A while back, I was approached by a successful thirty-something director level who was nearing his fourth year of employment in a multi-billion dollar Atlanta company. As is true of many high achievers who don’t want to settle for less than they deserve, he wanted to find a better, more challenging job in which he could gain more income and find more personal growth. He enlisted me to mentor him in defining his next career role and developing a strategy for gaining such a role.

You actually want to stay??

In our first session together, I was flabbergasted to learn that he wanted to stay with his current employer because most high performers in large companies who come to me want to get the heck out of the bureaucracy. Due to the lack of growth and low churn in upper management roles within his company, we agreed that he would probably need to proactively create his next career opportunity rather than wait around for a “standard” position to become open and have to compete for it against many other current internal candidates. If he could create a job he wanted and for which he was qualified, then he would stand a good chance of landing it while having zero competition.

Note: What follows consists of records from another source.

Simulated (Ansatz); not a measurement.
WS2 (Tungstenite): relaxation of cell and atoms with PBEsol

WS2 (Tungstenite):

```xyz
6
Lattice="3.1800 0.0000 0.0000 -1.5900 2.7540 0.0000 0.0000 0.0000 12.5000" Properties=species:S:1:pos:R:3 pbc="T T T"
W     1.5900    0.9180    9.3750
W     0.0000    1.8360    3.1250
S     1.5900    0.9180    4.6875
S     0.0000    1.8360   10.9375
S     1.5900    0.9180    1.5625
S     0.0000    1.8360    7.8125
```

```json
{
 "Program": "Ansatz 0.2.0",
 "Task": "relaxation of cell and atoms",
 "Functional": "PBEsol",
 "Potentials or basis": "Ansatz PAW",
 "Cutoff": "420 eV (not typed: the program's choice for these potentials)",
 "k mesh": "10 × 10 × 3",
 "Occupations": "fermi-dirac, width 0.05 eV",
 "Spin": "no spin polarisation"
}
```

During subsequent conversations, we were able to define a new role for him in a different workgroup. He implemented the strategy we developed together. In a period of months, the got what he wanted, gaining him an immediate increase in income, a title improvement from director to senior director, and more interesting work that made his contributions more valuable and notable to upper management.

So, what can YOU do??

If you want a better job making more income, you may find it helpful to follow steps similar to ours in order to create your next great career opportunity:

  • Identify needs within your employer that are not being met, such as an operational deficiency or a marketing need.
  • Choose a need that you can address by applying your current skills and knowledge.
  • Determine what position could be created for you and where within the organization that position should reside.
  • Document specifically how to describe/define the company’s need and your capabilities that can address that need in the new role.
  • Identify the person to whom the position would report and determine who would likely need to approve and fund the creation of the position.
  • Define how you want to propose the position to the proper people and ask for a meeting(s).
  • Make the proposal and continue to pursue it as long as there is a possibility.

To some, these steps may seem obvious. My response is this: Few people make the effort to do this, so go forward and make it happen!

What if you want to leave your current employer?

Next, consider this: Much of this approach can be used to create your next career opportunity in a new company, whether you are employed or unemployed. If you can identify a specific company with specific needs, that is ideal. If not, you still can increase your odds of creating your next great job by defining needs you can fill and sharing your vision of what you want to do next with potential employers.

I’m sure that some readers will view what I have suggested is fantasy. Strategically developing a plan and then landing a career opportunity that they envision sounds unbelievable.

But, I want to assure you that many job seekers have been able to find their next jobs utilizing such a strategy. When you present yourself as an enthusiastic, knowledgeable person and share with others how you can deliver value in addressing a need that companies are likely to have, purposeful networking is a powerful vehicle for generating job opportunities. Even if the role you are describing is currently filled, you still may have a chance of landing the job if the incumbent is not performing.

As I mention in Fast Track Your Job Search (and Career!),

“… there are three types of people in the world — those who make things happen, those who watch things happen, and those who fail to notice things and eventually wake up to ask “What happened?””

I hope that this information will help you make things happen in your career. There’s not time like the present!